By Guest Writer
The ring was a symbol and a lie. “A symbol of your purity,” my parents said as they gave it to me, and a lie because I knew what my fumbling hands and the hands of another had already enacted. As long as I wore that ring I felt like a fraud, telling a story that wasn’t true about my heart, my body, and my intentions.
I had made no promise to wait for sex until marriage. The promise, like the ring, was hoisted on me by well meaning but misguided parents, leaders, and teachers. I thought waiting looked like white-knuckled and gritting determination. And by my late teens or early twenties, waiting for marriage was equated with “[burning] with desire” (1Corinthians 7:9). I did not understand that purity is a gift from God to me—not a gift for me to give to Him. And I did not understand that chastity was a spiritual discipline, not a rote one born of shame and demand and the seeds of legalism.
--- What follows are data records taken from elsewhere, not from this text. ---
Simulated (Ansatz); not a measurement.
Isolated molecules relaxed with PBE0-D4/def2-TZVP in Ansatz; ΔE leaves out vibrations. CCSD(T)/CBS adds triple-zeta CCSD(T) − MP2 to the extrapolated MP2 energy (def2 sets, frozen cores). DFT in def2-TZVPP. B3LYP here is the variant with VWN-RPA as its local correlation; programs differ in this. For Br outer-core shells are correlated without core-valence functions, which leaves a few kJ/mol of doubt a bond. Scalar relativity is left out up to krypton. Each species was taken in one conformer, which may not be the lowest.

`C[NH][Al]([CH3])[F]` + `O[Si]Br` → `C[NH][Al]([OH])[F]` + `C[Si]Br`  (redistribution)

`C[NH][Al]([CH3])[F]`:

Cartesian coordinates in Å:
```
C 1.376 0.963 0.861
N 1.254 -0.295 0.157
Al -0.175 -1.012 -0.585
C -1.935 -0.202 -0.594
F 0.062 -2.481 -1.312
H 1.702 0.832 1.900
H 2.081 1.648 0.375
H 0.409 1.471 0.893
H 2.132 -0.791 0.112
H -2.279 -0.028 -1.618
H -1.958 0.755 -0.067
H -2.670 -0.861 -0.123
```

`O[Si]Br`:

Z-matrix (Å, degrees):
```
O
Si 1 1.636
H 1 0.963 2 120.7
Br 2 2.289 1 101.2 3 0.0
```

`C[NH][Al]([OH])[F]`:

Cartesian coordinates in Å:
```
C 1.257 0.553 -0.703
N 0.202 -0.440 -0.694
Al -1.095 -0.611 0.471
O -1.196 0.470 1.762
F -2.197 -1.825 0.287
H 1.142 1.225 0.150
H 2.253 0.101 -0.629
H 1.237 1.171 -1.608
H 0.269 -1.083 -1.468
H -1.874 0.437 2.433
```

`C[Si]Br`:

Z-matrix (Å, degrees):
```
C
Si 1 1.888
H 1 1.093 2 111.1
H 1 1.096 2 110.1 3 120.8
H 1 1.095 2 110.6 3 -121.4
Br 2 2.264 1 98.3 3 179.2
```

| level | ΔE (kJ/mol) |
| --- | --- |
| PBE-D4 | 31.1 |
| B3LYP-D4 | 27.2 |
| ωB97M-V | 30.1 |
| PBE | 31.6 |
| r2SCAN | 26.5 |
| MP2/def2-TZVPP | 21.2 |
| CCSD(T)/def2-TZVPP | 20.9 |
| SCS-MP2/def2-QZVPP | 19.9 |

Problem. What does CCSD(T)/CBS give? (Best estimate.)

Chastity is only truly practiced by one whose spirit is alive with Christ, whose restraint is empowered by the Holy Spirit. It is not and cannot be produced in someone who is merely there for the show. It is not proven by signing cards promising to wait for sex until marriage, nor by wearing a purity ring or a bride wearing white on her wedding day.
Chastity is practiced by a person who makes a habit of presenting their body again and again and again, “as a living sacrifice, holy and pleasing to God” (Romans 12:1), and as an act of worship to the God who made their body, loves their body, and cares deeply about their body. It is practiced both inside marriage and outside it, both in the avoidance of sex and in the participation of it within marriage. It is not something one loses when they enter into marriage, but it is something one carries with them. Chastity is as necessary for life and godliness as goodness, faithfulness, kindness, and joy.
I wear a different ring these days, a small rose gold one with a beryl stone within it. It communicates a promise of fidelity, service, and love to my husband. But it also communicates to me that I am not released from a practice of chastity simply because I wear this wedding ring and sex is permissable. I still practice the discipline of chastity, of asking the Spirit to help counter sexual thoughts that have no place in our marriage, of making a practice of saying “Yes,” in marriage instead of “No” (1Corinthians 7:2–7), of recognizing and submitting to what is beneficial instead of being mastered by desires and thoughts (1Corinthians 6:12–20), and of bearing the fruit of the Spirit in all its forms in our marriage.
Before committing to wait for true love, one must know they are truly loved by God. We need to know that His Spirit is there to help us in our weaknesses and to empower us to walk in all that He has for us.